This last-ditch stand of his can succeed only if he can create as much confusion as he possibly can. His amendment is intended solely and purely to make sure that the summary of the proposal will create as much confusion as possible. The present system is known: there is no need to describe it. To describe it would only lead these simple people whose votes Deputy Fitzpatrick expects to get to believe they are being asked to vote for or against the system of proportional representation — and that is what both Deputy Fitzpatrick and Deputy Tully are depending on.

We should love to see the Minister write "straight vote" into the Constitution. Let him tell us how he will do it.

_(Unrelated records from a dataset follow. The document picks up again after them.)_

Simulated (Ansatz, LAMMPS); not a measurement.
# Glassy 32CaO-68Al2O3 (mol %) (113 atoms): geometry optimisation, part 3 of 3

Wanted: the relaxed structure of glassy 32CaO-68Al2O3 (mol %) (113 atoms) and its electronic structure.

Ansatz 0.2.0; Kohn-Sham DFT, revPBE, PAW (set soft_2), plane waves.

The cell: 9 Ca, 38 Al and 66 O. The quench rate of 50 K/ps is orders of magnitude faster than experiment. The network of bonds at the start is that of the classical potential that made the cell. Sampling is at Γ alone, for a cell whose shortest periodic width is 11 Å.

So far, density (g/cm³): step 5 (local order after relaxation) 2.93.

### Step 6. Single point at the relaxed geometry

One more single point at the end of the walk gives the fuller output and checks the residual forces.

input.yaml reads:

I have to deal with several other matters which Deputy Tully raised. First of all, he raised what he called "the kite" flown by the present Minister for Education. The present Minister for Education did not fly any kite. It was the intention of the Government to put forward their proposals for electoral reform in the form of one proposal — just the same as in 1959. In fact, the only real difference between what is proposed now and what was proposed in 1959 is that, in 1959, it was not specified that there should be a definite limit to the amount of divergence to be allowed from the national average of population per Deputy.

(Cavan): Are we going to have another referendum to amend Article 18?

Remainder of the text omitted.